There is another fear to consider, though: fear of the kingdom itself. It will come like a thief, and thieves are scary. Nevertheless, don't be afraid of the kingdom, either. It is coming - and that is a good thing! There is nothing to fear. This is what Jesus has to say to us in our passage from Luke. Even a thief can't take anything that we really need.

So we ought not to be afraid. But this may not seem readily obvious if we read carefully. We seem - and not for the first time! - to be getting from Jesus a mixed message. In the opening passage, Jesus says, quite plainly: "Don't be afraid, little flock, for it is your Father's good pleasure to give you the kingdom." So we're being handed a kingdom; what's to fear?

Nevertheless, Jesus finishes this exhortation by comparing his coming to a home invasion! We are homeowners, householders. A thief is coming to break in! We know not when the thief will come, but we have solid reason to believe that the thief will come. What is a responsible homeowner/householder to do? Be ready! Ready, one would expect, out of a certain amount of fear ! Ready to fight to protect what's ours!
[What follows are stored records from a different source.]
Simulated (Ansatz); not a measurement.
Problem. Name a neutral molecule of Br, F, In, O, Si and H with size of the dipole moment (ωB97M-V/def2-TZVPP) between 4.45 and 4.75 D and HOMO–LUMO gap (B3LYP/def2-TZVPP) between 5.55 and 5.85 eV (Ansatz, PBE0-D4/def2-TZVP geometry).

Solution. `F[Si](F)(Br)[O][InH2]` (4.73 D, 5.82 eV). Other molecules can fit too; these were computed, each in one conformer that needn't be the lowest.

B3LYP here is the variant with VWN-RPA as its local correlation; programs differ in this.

So, what's going on? To fear, or not to fear? Is it a good thing coming, or is it something to dread? He seems to be saying that the Second Coming will be like this, too. Something to be dreaded, to come at an unexpected time, something that will take things away from us that we regard as our property.

Waiting ... and ready

These verses are meant to prepare Jesus' followers - that would be us - for his return, in glory. "Christ has died, Christ is risen, Christ will come again," proclaims one of the Lord's Supper rituals. Those first hearers of these words of Luke's were among those waiting, after his crucifixion and resurrection, for him to come again. And here we are, a couple of millennia later, still waiting. In this passage, Jesus is telling us how we are to go about waiting, what we must do in the meantime. It is the Father's good pleasure to give us the kingdom, in God's own time - but we need to make sure that we are ready to receive it, that we are prepared for it.

How do we make ourselves ready to receive the kingdom that the Father has prepared for us? What we are being told here is that responsible waiting consists, not in passively "waiting" as we perhaps usually understand the term - just "waiting" for God to do it for us, for God to hand it to us or for God to bring it - while we idly enjoy ourselves in the meantime. Instead, we need to prepare . We need to make ourselves ready. The waiting to which we're called is an active exercise. It is not a passive "waiting around" in the usual sense of the term. We are being called to be, not only waiting, but ready.

Marching orders for active waiting

We get some specific instructions for active waiting. These could almost be reduced to a series of terse commands.

This is what we are to be about while waiting for Christ to fulfill the promise, to come again.

How much of this is vivid imagery, and how much are literal commands?

Don't be afraid! Okay; good to be reassured by that, but we're still as those waiting for a thief, right? Maybe we can set that one aside for a moment.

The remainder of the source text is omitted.